Even though the payment would increase by $80 per month, Adam Lem had little trouble deciding to upgrade his pickup truck. In January, the paramedic from Santa Clarita, Calif. turned in his 2015 Toyota Tundra Limited with one year remaining on its lease, and took home a 2017 Tundra Platinum.
“I moved up to the Platinum for the better interior, the heated seats and all the safety features I didn’t have with my other truck,” Lem said. “With all of the safety you’re getting and the luxury items, it kind of pays for itself.”
He isn’t alone in trading up for a more loaded truck. In 2012, buyers of full-size pickups like the Tundra or Ford F-150 paid an average of $32,444 after accounting for sales incentives and taxes, according to market research firm J.D. Power. By the end of 2016, that figure had risen more than 20 percent, to $39,125.
Rising prices are not stopping buyers from flocking to pickup trucks. Sales of full-size pickups rose by 4.1 percent in January compared with the same month a year earlier, according to Autodata Corp. On Wednesday, automakers reported sales of 1.1 million vehicles of all types last month, a 1.8 percent decline from January 2016.
Sales across the entire light trucks segment – which includes pickups, crossovers and SUVs – grew by 5.7 percent from the year-ago month, and accounted for 62.6 percent of total industry sales. That’s an even higher figure than the 60 percent share that light trucks captured in 2016, up from 55 percent in 2015.
“There’s been a very significant shift away from cars toward trucks and SUVs,” said Thomas King, vice president of PIN OEM Operations, Media & Marketing at J.D. Power. “It’s a very smart thing for manufacturers to say, ‘We’ve got customers who want a super-premium product, they’re willing to pay for it, so let’s provide it.’”
Average transaction prices of other vehicles in the light trucks category saw double-digit gains from 2012 to 2016, too. Midsized SUVs grew by 10.6 percent to nearly $35,000, and large SUVs were up 22.9 percent to nearly $58,000.
Meanwhile, the average transaction price of passenger cars mainly remained flat. Midsized sedans such as family cars like the Toyota Camry and Honda Accord, a fiercely competitive segment in recent years, actually declined by 1.2 percent, to $21,951. Compact cars fell 5.2 percent, to $18,648.
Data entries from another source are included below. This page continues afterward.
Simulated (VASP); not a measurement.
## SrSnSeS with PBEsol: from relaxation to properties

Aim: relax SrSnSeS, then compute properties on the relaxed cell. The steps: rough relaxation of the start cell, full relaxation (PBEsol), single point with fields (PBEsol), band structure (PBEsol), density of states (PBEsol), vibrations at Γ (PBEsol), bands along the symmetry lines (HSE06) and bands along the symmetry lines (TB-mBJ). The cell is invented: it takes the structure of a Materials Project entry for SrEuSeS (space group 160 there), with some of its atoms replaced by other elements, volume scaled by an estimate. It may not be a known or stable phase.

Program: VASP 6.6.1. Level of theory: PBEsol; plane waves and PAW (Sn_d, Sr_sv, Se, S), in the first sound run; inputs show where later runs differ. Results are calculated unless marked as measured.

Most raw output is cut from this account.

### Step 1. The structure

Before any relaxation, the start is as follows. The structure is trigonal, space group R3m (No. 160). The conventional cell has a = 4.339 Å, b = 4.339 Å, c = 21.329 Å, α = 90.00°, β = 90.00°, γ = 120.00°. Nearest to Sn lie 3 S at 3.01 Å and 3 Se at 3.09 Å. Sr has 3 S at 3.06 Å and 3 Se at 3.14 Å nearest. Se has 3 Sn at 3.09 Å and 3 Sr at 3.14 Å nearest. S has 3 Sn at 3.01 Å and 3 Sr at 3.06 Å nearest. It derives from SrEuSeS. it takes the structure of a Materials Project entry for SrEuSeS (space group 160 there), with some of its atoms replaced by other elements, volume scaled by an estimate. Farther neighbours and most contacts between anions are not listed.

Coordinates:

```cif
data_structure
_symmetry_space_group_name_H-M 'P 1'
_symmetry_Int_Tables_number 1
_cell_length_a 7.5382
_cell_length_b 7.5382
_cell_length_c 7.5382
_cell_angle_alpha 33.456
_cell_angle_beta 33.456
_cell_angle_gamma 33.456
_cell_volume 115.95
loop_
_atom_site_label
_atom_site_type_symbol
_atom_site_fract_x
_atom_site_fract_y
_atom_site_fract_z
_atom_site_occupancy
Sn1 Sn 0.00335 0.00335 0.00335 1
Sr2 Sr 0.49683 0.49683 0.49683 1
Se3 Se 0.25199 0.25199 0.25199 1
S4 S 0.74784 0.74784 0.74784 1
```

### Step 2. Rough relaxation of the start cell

The rising price of light trucks lifted the average cost of all vehicles. From 2012 to 2016, the average transaction price in all segments rose by 9.0 percent, from $28,585 to $31,158.
Part of the reason for the rise in light truck prices is that those vehicles now offer more technology and luxury features than they have in the past.
“It makes the vehicle more palatable for our daily lifestyle,” said Eric Lyman, vice president of industry insights for auto price forecasting firm ALG.
Improvements such as car-like suspension and ride quality, blind spot monitoring and surround view cameras that have become regular features, Lyman said.
“The technology now that’s present make these vehicles feel and operate smaller than their actual size,” he said.
Consumers are finding that new light trucks are vastly improved over the 6 to 10-year old vehicles they may be trading in, King said. As the product has improved, automakers have increased the prices of their trucks and even added new premium trim levels.
In 2012, the highest starting price for a Ford F-150 was the Platinum trim at $48,210. By 2016, the starting price of an F-150 Platinum rose to $56,235, an increase of 16.6 percent. Ford also added another the Limited trim level, which slots in above Platinum and starts at $58,885. Four-wheel drive variations top $62,000.
To help buyers into more expensive trucks, automakers often offer zero-percent financing or loan terms reaching 72 or even 84 months, said Ed Kim, a vice president at AutoPacific, an industry consulting firm.
“Ten years ago the average auto loan length was 48 months, and now the average is well above 60,” Kim said. “Certainly these longer loan terms are contributing to people being able to afford the payments on these more expensive vehicles.”
Affordable fuel, particularly over the last 18 months, has contributed to the rush for light trucks, he said.
Fuel efficiency in light trucks has improved to the extent that to the consumer, there isn’t much mileage difference between a 2017 Nissan Altima sedan with an Environmental Protection Agency rating of 31 mpg for combined city and highway driving and its larger 2017 Rogue crossover sibling, which has a 29 mpg rating, Lyman said.
Lem opted to lease his new Tundra instead of buy, in part because he isn’t sure whether gas prices will rise in the near future. In the meantime, low payments at the pump made his decision for a more expensive full-size pickup truck an easy one.
“It’s much more about what kind of vehicle do you want, as opposed to what does your fuel budget allow you to have,” said King.